I haven’t felt the imminent threat of a spy organization to the heroes of the DC UNIVERSE since Maxwell Lord had Superman go buck wild on the Justice League, until Wonder Woman violently intervened, as also planned by Maxwell Lord. Writer Brian Michael Bendis is trying to have an impact on the DCU like AJ Styles did on Smackdown, but he’s fizzling like the OC. Oh no, a Mark has infiltrated the fanboy reviews.
Alex Maleev made Leviathan Dawn look like the episode of Flight of the Conchords when Jermaine visits Bret as different phases of David Bowie’s career. Kingsley portrayed as Jareth from Labyrinth, and Mark is 1993 Bowie. Though I’m tired of the British lingo trying to be cute in comics, I enjoyed Kingsley establishing a new Checkmate with F-list characters, and the Green Arrow. Bones is always comical. This book was more fun to look at than read. 2/5 Bibles.
The pulpy, yellow-paged novels of the early 20th century — with no-nonsense tough guys like Sam Spade or Mike Hammer — gave rise to a distinctive style of storytelling that translated to visual mediums masterfully. With danger in the darkness, sinister shadows around every corner, and over-the-top narration speaking thoughts through unmoving lips, I’m talking about noir. In the Marvel comic world (or Earth 90214), this stylization has worked wonders on certain characters like Spider-man and the Punisher. For the Blue Eyed Thing? Not so much…
The problem with Grimm Noir #1 is not necessarily in the storytelling, per se, but it does have issues. Writers Ron Garney and Gerry Duggan do well at tapping in to the stream of consciousness that is Ben Grimm as his personality lends itself to the perfunctory voice overs that accompany a noir tale, nailing the dialogue at every turn.
What does fall a little short is the composition as a whole. The issue felt like a one-off with very limited stakes, relying on the assumption that there is a greater threat down the road. However, very few, if any, seeds have been planted to see the forest for the trees. Serialized stories often imply cliffhangers at the end of an installment to kept readers anxious for the next episode a month later. This book had absolutely none of that, with the exception of an ambiguous image on the final page.
Speaking of imagery, that is another point of contention. Artist Matt Milla does tremendous work, don’t get me wrong. The pencil work is fantastic, vibrantly detailed and a joy to see. The color palate, on the other hand, was slightly askew for the story being told. Intense use of white and black, maybe a shade or 50 of grey, would have made more of an impact than the muted and subdued hues actually used. For instance, had the story been in greyscale leading up to Ben’s confrontation with D’Spayre, the villain du jour, his psychedelic trip through dream dimensions would have hit like a punch to the jugular instead a kick in the shins.
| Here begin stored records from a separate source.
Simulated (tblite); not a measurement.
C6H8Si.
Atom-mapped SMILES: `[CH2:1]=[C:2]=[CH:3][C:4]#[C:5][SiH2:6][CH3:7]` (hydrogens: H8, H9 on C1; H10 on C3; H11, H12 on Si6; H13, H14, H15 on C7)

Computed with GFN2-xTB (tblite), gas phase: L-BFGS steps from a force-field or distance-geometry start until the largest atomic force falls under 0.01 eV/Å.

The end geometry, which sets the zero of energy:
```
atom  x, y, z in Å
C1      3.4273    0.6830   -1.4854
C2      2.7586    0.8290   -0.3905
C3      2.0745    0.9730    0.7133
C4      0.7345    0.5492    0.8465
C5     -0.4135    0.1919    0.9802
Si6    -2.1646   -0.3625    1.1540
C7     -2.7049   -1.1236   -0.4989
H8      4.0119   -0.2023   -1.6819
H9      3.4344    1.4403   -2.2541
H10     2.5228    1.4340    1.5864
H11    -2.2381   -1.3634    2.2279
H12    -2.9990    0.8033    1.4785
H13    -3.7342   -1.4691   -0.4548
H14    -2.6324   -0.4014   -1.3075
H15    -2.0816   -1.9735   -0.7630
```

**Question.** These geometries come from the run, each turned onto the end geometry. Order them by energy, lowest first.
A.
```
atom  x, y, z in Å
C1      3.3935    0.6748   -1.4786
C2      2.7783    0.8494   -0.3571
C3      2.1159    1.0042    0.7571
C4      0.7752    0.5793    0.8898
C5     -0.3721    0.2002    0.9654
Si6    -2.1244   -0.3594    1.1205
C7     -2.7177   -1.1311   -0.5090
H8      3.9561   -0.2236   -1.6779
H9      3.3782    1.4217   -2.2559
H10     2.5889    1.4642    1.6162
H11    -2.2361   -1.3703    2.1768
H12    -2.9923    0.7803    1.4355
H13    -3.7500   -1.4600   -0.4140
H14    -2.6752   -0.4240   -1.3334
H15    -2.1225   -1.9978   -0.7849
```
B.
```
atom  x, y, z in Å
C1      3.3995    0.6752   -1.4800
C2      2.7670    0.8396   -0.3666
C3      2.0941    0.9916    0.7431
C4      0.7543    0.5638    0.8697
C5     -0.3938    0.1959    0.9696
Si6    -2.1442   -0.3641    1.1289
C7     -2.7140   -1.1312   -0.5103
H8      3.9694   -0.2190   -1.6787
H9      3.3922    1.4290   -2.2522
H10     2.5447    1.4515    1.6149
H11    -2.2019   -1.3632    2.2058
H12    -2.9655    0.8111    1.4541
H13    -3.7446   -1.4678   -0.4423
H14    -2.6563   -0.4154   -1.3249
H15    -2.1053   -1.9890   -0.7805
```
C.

All in all, the book was just meh. It wasn’t horrible, but by no means was it great. It seems as if the flaws overshadow the feats, which in a story built around shade, ain’t a good thing. 2.5/5 Bibles.
– Ryan Ford
Joe Hill continues imbuing DC Comics’ Black Label with a slew of new, original horror tales with The Plunge, a horror tale about the things that go bump in the deep blue sea.
Opening with quite a visual (a beach completely littered with the carcasses of giant squid), we’re thrown into a tale of a mysterious, 30+ year-old lost science vessel that has resurfaced off the coast of an uninhabited atoll, its distress beacon sudden active after decades dormant. A ragtag group of seamen and researchers come together to find just what happened to the ship, her crew, and why exactly, after all these decades, it suddenly reappears.
Artist Stuart Immonen continues what has become the Joe Hill style of comics creation: thick, expressive lines, and moody use of shadows and darkness within the panel. Immonen seems to have fallen in line with the other artists that cover the gamut of Hill’s contributions (I’m reading also Basketful Of Heads, and the Dollhouse Family), and while each book features a different artist, they all feel both appropriate to Hill’s prose, and yet interchangeable. Nothing particularly pops about the art for these titles, yet the strength lies in the atmosphere being concocted, and the strength of Hill’s detail to writing his characters.
As it is, this issue was a bit too expository, long stretches of describing “the thing we need to get/do” and characters talking about their relationship to each other, rather than us seeing their relationships to each other. As it stands, this is a solid premiere issue, and definitely establishes enough mystery and potential terror to keep a subscription going, and to be a great addition to the Hill House brand of horror titles. Exposition aside, and a uniformity in the art shouldn’t deter readers from keeping an eye out for Hill’s continued contributions to the comics industry. 3.75/5 Bibles.
So… that was one of the most fun picture books I’ve ever flipped through. Matthew Wilson‘s colors in this Giant-Size edition of the X-Men comic were beautiful and blended each frame with ease. No dialogue was order for most of the story, but somehow, I knew what that were “saying” to each other. Then, then there was dialogue, it was quite a bomb.
As a fan of the X-men in the early 90s, it is still strange, but also exhilarating to see once bitter enemies, Jean Grey and Emma Frost, working together. There’s one great frame that encapsulates that duality, perfectly, as Emma takes a swig from flask with a glare of disapproval from Jean. I will admit that I do not know who the Children of the Vault are, but I am intrigued to know more about them after this. In the end, I very much enjoyed this treat for the eyes. 3.5/5 Bibles.